A new study that uses state of the art technology sheds surprisingly light on what recruiters see and don't see when they view resumes.
The study was commissioned by TheLadders.com, Inc., a New York-based career web site. It uses a technique called "eye-tracking" to follow recuiters' eye movements and build heat maps that show the specific areas of a resume where recruiters tend to focus.
So what does the report reveal? For starters, it verifies the widely-held belief that recruiters don't spend much time looking at the average resume. In fact, they only invest about six seconds in each resume before making a decision to call or discard a candidate. Much of the information candidates include is ignored completely including job details, specific skills and accomplishments. Approximately 80% of the review (five seconds) is spend identifying candidate name, job titles, company names, dates and education.
The report also looks at how resumes are viewed online, especially on career websites where the resume competes with ads. Generally speaking, the more crowded the page, the harder it is for the recruiter to review the resume.

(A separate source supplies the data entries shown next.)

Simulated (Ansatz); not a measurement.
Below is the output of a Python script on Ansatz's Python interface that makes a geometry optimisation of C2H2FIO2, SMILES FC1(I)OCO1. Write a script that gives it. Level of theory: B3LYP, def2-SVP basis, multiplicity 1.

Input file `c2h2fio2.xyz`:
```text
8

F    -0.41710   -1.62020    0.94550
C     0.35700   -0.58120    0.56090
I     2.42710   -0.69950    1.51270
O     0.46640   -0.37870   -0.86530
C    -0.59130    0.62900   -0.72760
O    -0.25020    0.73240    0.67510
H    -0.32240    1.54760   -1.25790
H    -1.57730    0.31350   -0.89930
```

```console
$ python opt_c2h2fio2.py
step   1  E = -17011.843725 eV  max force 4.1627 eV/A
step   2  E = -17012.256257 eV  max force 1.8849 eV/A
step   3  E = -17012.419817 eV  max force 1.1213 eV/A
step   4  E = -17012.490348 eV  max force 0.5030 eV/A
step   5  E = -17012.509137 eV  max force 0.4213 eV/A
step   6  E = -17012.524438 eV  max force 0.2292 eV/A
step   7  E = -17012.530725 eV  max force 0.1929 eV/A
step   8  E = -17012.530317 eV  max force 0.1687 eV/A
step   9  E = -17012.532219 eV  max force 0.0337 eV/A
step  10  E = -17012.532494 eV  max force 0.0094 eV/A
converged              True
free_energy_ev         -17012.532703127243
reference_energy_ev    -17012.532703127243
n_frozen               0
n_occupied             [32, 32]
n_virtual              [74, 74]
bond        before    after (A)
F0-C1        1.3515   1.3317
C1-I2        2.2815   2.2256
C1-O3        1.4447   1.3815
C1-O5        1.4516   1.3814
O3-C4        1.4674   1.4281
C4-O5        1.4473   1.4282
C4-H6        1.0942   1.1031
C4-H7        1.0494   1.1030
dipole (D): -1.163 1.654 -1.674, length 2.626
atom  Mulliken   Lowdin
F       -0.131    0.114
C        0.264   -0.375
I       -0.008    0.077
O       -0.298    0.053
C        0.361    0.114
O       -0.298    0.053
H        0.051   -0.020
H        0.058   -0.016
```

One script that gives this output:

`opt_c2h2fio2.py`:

The report provides critical advice to job seekers who are serious about succeeding in today's extremely competitive labor market. Most obvious is the need to properly format their resume so that critical information is present where recruiters eyes tend to focus. It is also important to provide white space throughout the resume to make it easy to read. Though these may seem like insignificant points, they may spell the difference between failure and success in your job search.